Wednesday, September 11, 2013

Coincidences

I've been thinking about how coincidences are evaluated in forensics.  How does one separate the pure coincidences from the can't-be-coincidences?

Supposedly, a detective does not believe in coincidence.

Let's say George has some mysterious charges on his bill.   Let's say that something comes to light that the exact digits of his credit card number appeared in a text from a Hans whom George doesn't know, but say George's daughter knows Hans.  There might be enough digits in that number to warrant thinking that it is not a coincidence -- that is, that those doesn't represent something else: a book-of-the-month club user registration, a hotel confirmation number, etc.  A long enough number is supposed to use up probabilitic resources.  After all, it should be the case that a random sequence of digits probably NOT be valid credit card number.  There could be a preponderance of evidence that Hans

To make this more interesting, let's say that these mysterious charges occurred shortly after George died under mysterious circumstances and his credit card went missing.  There is the proximity to George: two degrees of separation.  There is the time proximity: near the time of George's death.

To a detective, this forms a pattern, a specification.  Now the small probability is much larger than the Universal Plausibility Bound, but it is still compelling in many cases, once motive and alibi are dealt with.
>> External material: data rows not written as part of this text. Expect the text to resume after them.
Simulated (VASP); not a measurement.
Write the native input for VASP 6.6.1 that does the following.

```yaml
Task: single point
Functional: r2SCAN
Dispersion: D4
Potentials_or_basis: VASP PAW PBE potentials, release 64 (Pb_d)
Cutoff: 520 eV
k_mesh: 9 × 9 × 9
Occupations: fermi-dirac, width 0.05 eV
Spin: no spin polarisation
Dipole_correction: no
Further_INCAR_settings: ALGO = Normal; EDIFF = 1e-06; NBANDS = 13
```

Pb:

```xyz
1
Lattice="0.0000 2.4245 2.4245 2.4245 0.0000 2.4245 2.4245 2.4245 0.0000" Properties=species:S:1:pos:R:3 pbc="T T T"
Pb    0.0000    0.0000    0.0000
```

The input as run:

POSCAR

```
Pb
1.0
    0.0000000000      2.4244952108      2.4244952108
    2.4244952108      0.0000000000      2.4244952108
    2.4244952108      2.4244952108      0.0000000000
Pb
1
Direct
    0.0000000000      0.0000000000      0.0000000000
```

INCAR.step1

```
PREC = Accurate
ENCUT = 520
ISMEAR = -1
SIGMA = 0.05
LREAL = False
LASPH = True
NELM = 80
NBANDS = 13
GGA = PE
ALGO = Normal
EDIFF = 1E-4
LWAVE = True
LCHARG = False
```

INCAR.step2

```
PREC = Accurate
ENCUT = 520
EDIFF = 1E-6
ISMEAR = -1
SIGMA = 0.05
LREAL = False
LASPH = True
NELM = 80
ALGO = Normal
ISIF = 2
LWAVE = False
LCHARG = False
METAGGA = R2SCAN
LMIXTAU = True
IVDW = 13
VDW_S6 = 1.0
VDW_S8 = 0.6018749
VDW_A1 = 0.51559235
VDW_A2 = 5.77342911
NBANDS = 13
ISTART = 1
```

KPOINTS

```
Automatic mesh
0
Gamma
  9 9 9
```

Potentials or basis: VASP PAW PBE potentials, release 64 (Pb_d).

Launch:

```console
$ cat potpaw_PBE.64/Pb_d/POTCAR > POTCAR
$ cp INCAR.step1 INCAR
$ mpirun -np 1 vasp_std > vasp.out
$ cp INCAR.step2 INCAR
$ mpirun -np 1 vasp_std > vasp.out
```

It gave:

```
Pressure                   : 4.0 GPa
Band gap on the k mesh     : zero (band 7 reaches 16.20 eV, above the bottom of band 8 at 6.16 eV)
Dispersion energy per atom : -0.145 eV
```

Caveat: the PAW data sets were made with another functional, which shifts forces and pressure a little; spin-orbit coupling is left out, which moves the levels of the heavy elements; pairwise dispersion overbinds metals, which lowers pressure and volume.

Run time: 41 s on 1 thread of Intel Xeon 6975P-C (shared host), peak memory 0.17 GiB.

The quality Dembski would call tractability, gets into the degrees of separation along with the specificational resources.  What are the chances that someone would have the credit card number and also that this person be only two degrees of separation from the credit card owner, close to the time the card went missing?   Too coincidental?   How to put some firm numbers behind that assessment?  I suspect that departments of justice deal with tractability all the time, and somehow it is not pseudoscience  despite the problem resisting really precise calculations in a lot of cases.